Cumbria Police infringed teacher's human rights
A teacher's human rights have been "unjustifiably" infringed by Cumbria Police, a High Court judge has ruled.
The PE teacher, who cannot be named, was investigated after an 18-year-old made an allegation of harassment.
He said the detail on his criminal record was a "killer blow" to his career. But, the force did not remove it, despite no charges being brought.
Mr Justice Stuart-Smith agreed the force's refusal had infringed the 44-year-old teacher's human rights.
'Disproportionate and unjustifiable'
The judge announced his decision in a written ruling after a hearing at the High Court in London in March.
Cumbria Police's decision was a "disproportionate and unjustifiable" breach of the man's right to private life - enshrined in the European Convention on Human Rights, said Mr Justice Stuart-Smith.

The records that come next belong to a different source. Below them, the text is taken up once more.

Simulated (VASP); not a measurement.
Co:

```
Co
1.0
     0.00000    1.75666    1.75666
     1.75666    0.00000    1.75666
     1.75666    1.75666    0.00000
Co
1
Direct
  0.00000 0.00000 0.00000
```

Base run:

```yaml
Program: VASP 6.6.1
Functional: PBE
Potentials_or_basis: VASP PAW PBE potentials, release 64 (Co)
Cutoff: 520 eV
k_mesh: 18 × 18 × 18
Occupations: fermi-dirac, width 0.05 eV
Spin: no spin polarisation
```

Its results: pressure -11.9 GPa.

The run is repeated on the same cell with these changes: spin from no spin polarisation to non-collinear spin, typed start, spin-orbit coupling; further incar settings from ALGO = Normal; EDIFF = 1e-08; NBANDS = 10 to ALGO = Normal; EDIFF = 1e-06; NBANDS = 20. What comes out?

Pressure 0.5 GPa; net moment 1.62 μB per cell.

The force had investigated the teenager's complaint and concluded "no further action" should be taken - and disclosure of the allegation had dealt a "killer blow" to the teacher's employment prospects, said the judge.
"In my judgment, any proper balancing exercise comes down in favour of the conclusion that this interference with the teacher's Article 8 rights is disproportionate and unjustifiable, particularly in a jurisdiction where people are generally to be presumed innocent until proved guilty," Mr Justice Stuart-Smith said.
The teacher is expected to seek damages.